Donohue v. Werle

In an action to recover damages for personal injuries, etc., the defendants Louis W Werle and Caroline Werle appeal, as limited by their brief, from so much of an order of the Supreme Court, Suffolk County (Dunn, J.), dated November 17, 2003, as denied their motion for summary judgment dismissing the complaint insofar as asserted against them.

Ordered that the order is reversed insofar as appealed from, on the law, with costs, the motion is granted, the complaint is dismissed insofar as asserted against the appellants, and the action against the remaining defendant is severed.

The plaintiffs allege that the appellants, Louis W. Werle and Caroline Werle, parents of the defendant Thomas Werle (hereinafter Werle), negligently, carelessly, and recklessly supervised their son. In an altercation with the plaintiff Keith Donohue, Werle bit the plaintiffs ear, causing injury. At the time of the incident in question, Werle was 20 years old.
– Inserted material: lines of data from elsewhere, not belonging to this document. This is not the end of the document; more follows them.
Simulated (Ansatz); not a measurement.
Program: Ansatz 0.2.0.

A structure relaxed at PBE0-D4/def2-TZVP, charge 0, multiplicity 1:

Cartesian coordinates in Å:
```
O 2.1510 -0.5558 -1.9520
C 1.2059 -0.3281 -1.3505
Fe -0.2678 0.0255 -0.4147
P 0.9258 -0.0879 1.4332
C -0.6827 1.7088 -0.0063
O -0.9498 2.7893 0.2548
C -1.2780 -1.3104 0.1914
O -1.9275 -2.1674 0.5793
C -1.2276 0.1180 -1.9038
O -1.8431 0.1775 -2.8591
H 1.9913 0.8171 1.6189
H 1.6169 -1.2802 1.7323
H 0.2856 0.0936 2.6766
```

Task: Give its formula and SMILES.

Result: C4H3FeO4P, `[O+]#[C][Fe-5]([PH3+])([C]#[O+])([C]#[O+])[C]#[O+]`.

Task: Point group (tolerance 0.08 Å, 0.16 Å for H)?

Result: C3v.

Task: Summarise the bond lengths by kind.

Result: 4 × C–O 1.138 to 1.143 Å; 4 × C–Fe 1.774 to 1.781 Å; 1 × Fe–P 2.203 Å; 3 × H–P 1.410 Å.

The appellants discharged their initial burden of demonstrating entitlement to judgment as a matter of law dismissing the plaintiffs’ complaint insofar as asserted against them (see Steinberg v Cauchois, 249 App Div 518 [1937]). In opposition, the plaintiffs failed to present proof demonstrating the existence of a triable issue of fact (see Silverman v Perlbinder, 307 AD2d 230 [2003]). Although the Supreme Court may, in its discretion, defer decision on a summary judgment motion where evidence material to the issues involved is unavailable to the opponent of a summary judgment motion (see e.g. Mazzaferro v Barterama Corp., 218 AD2d 643 [1995]; Manney v GE Med. Sys., 7 AD3d 763 [2004]), the information sought by the plaintiffs—the terms of certain insurance policies—the unavailability of which served as the basis for the denial of the appellants’ motion, was not material to the issues raised by the appellants’ motion. Santucci, J.P., Luciano, Skelos and Lifson, JJ., concur.